Another great one. I wonder if there’s a similar parallel between learning a SECOND language and becoming an artist. Like, if you try to learn a second language as an adult (or even an older child) your native language kind of gets in the way. You’re so used to the specific sounds of your own language that it’s hard to change your way of thinking to learn the new language. I think as artists a similar dangers exists of getting into an artistic rut. Instead of trying new things, we use the same tried and true techniques that always work for us; so we stop growing and improving. Hmm…
Great observations Robin– most of my insights into learning have come from trying to learn a second language– I definitely think there’s a parallel!
Love this insight too.
I love the plunging musician. And the hand holding the compass is really nicely done. All those years of pounding comics from the library were really worthwhile studying, huh? Just developing your compass… :o)
These are awesome. Looking forward to seeing them all as a collection!!! Keep ‘em coming
Thanks for this perspective.
Wow, this series actually made me tear up a bit… It’s exactly what I needed to know right now. You’ve done a fantastic job of conveying the importance of persistence and self forgiveness. This should be required reading material for every art student.
Wow, thanks Kacey– it’s cool to know there are other creatives out there who feel like I do about these things.
I completely agree! “required reading material”
Love your work! Truly Inspiring!
I just found out about this series from tumblr and I am so glad I did. It has told me a lot of things I needed to hear. I have been pretty discouraged lately in starting illustration projects because the inner critic in my head is telling me I suck. Glad to read a comic that tell me how to deal with it. Thanks for making such fantastic comics!

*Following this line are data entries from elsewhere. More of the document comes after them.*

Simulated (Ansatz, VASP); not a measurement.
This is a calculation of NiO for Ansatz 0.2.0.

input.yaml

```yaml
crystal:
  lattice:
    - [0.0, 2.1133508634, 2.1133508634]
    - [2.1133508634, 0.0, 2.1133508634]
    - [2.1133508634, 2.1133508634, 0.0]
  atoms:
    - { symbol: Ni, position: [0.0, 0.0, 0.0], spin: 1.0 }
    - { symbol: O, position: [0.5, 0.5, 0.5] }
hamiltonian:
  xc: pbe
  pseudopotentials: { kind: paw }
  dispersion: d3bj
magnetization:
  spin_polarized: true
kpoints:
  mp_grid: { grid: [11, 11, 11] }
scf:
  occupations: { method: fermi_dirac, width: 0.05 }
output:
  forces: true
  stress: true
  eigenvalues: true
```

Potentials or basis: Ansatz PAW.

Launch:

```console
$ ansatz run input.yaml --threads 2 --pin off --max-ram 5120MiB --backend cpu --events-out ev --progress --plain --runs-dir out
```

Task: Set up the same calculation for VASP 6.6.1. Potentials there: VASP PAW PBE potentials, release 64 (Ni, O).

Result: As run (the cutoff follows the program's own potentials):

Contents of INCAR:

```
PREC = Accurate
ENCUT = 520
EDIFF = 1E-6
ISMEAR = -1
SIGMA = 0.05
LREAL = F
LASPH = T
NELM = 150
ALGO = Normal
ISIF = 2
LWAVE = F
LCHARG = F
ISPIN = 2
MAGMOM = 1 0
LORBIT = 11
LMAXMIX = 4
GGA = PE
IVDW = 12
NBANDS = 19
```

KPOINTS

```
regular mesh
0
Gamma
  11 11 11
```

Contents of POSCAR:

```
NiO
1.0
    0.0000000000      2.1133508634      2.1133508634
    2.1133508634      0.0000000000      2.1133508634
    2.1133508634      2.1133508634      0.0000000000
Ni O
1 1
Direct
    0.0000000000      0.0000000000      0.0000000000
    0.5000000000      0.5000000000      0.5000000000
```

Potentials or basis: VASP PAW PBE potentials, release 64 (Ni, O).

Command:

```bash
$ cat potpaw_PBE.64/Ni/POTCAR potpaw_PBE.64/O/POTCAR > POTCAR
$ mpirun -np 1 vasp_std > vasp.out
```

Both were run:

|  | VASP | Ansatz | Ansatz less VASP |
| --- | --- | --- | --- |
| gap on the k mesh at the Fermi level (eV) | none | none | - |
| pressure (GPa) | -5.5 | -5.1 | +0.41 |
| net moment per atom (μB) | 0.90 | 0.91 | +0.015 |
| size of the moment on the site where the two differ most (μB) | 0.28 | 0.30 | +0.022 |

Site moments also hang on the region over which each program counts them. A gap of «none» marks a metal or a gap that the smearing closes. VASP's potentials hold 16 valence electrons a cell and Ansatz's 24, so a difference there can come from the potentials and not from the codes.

You’re welcome! Thanks for coming over from tumblr!
I love your series. It teaches me lots of important lesson. Thank you
Awesome! You’re welcome!
Truly, I think you were meant for this. I’ve read your comics over and over, and no matter how many times I read them they still inspire me. You’re doing a great think, Stephen, and I hope you’ll continue indefinitely.
That’s my sincerest wish. =)
I’ll keep going for as long as I can! Thank you!
This is so great. Beautifully made with intellectual insight. I don’t know who said it first and it applies to all form of arts but taste is very important. “You can’t write better then you read”
i understand this one i like art and writing but i cnt find away to get it out
i understand ths one complety
[...] Alley, which deals with sustainable creativity and there are a few pages I want to focus on: “Taste is your teacher“, ”Be friends with failure” and “Practice does not make perfect“. [...]
These comics are so inspirational that I think I have to share them with others.
[...] Uncanny Adventures in Comic Costume Creation for her incredible costume designs. 7. Stephen of Doodle Alley for his wonderful artwork and simple color palette. 8. Caitlin of The Siren’s Tale for her [...]
I just nominated you for a Liebster Award – Check it out!
You are good. Like, so good! At being boring #suckit
Thanks for reading it even though you find it boring! I hope you have a good day.
how beautiful is the process, and how hard is to explain it to who doesn’t follow a creative way. seen from the outside, it can seems just entertainment, but it’s studying. and you described it perfectly.
[...] http://doodlealley.com/2012/10/01/taste-is-your-teacher/ 0 Comments – Leave a comment! « Previous PostNext Post » [...]
This is a great article. So I’m wondering, if I want to create indie games or basic video games, does that mean my immersion is to play more games?
Yep! Just watch out that playing games doesn’t take too much time from creating them!
I just came across your work today and I must say it’s incredibly inspiring. It also provides great insight into the artistic process. I can show someone your work and say, “Here, this is what it’s like!”
answer the question
Not only greatly explained, but also very motivational. Thank you. I liked the connections that you made for the other professions.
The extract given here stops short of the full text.